I have a friend who is now 57. He joined a company when he graduated from university and never worked anywhere else. Now the company is shutting down. He's been there over 30 years. Some people are holding that against him, a little, because he doesn't know how things are done in other companies, doesn't have a wide range of experiences. So I'm not going to say that nobody will ever think less of you for staying with one company for a long time.
But 3-5 years is not that length of time.

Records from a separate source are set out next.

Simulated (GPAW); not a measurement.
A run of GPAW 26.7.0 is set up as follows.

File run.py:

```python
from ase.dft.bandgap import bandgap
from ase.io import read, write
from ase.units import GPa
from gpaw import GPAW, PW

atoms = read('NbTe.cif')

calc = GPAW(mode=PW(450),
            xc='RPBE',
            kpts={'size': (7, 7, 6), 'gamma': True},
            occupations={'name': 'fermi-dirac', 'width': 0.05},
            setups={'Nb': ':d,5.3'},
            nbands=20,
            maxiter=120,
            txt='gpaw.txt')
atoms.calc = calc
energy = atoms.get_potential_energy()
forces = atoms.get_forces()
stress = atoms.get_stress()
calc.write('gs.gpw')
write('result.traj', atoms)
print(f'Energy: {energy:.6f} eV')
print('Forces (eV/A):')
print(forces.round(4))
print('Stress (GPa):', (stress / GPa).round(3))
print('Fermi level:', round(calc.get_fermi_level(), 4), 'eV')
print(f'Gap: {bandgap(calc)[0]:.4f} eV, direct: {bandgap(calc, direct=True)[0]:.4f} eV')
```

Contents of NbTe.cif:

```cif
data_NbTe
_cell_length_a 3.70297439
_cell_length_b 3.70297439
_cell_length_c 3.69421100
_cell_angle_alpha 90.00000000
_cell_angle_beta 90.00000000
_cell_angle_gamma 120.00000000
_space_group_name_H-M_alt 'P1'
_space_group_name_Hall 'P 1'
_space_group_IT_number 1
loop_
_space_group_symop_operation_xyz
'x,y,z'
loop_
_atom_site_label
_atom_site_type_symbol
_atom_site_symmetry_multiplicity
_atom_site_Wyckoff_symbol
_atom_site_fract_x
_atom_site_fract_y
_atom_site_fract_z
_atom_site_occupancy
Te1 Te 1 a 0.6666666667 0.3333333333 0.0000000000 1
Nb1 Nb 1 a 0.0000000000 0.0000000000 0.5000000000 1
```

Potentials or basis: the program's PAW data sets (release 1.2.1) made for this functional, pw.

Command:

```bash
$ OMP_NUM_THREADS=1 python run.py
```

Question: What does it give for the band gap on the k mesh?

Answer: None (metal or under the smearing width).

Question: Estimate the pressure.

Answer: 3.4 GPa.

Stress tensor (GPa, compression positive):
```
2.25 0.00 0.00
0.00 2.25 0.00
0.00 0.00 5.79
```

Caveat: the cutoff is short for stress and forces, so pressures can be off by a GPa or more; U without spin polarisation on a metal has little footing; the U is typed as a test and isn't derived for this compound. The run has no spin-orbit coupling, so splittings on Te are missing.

What's really more important than optics is reality. If staying with this company is easy and comfortable and doesn't challenge you, that's fine. You just need to understand that easy, comfortable, and nonchallenging is a choice. Leaving to go to a different company where you have to learn new things, prove yourself all over again, and start fresh with new people is another option. It may be very rewarding: you may rise faster throughout your career by being the person who's never satisfied, always learning, always pushing yourself to do more and be more. Or, it may be a treadmill of competition and offbalance "adjustment periods" where you're always telling yourself that things will settle down soon but they never do. It could go either way. And over a 10 or 20 or 30 year period, you can choose to be, or realize you are being:
- the one who stays put and stays comfortable
- the one who always reaches for new heights, then for still higher ones
- the one who is never at home, never really leading or contributing, always moving on
When I look at hiring someone with 20 years of experience I want to know which of those you are now (it can change over time of course.) So more than worrying about what people will think of you for not changing jobs, or for changing jobs, let me ask you: which of those three people do you want to be? Once you know that, you can start being that person and ensuring that your optics also reflect that you are that person.